# 1 Starting out in R

R is both a programming language and an interactive environment for data exploration and statistics. Today we will be concentrating on R as an *interactive environment*.

Working with R is primarily text-based. The basic mode of use for R is that the user types in a command in the R language and presses enter, and then R computes and displays the result.

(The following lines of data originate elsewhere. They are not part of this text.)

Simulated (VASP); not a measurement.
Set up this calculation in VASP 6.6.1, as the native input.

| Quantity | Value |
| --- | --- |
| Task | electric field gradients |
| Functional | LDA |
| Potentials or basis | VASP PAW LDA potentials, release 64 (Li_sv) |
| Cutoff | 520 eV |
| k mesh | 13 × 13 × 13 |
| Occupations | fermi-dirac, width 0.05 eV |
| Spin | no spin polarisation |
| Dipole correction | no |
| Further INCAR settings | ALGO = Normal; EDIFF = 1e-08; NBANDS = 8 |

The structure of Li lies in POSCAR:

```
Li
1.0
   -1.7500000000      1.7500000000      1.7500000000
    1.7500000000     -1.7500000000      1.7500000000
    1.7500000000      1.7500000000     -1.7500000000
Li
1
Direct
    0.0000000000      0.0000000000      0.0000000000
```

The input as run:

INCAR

We will be working in RStudio. This surrounds the *console*, where one enters commands and views the results, with various conveniences. In addition to the console, RStudio provides panels containing:

- A text editor, where R commands can be recorded for future reference.
- A history of commands that have been typed on the console.
- An “environment” pane with a list of
*variables*, which contain values that R has been told to save from previous commands. - A file manager.
- Help on the functions available in R.
- A panel to show plots.

Open RStudio, click on the “Console” pane, type `1+1`

and press enter. R displays the result of the calculation. In this document, we will be showing such an interaction with R as below.

`1+1`

`## [1] 2`

`+`

is called an operator. R has the operators you would expect for for basic mathematics: `+`

`-`

`*`

`/`

`^`

. It also has operators that do more obscure things.

`*`

has higher precedence than `+`

. We can use brackets if necessary `( )`

. Try `1+2*3`

and `(1+2)*3`

.

Spaces can be used to make code easier to read.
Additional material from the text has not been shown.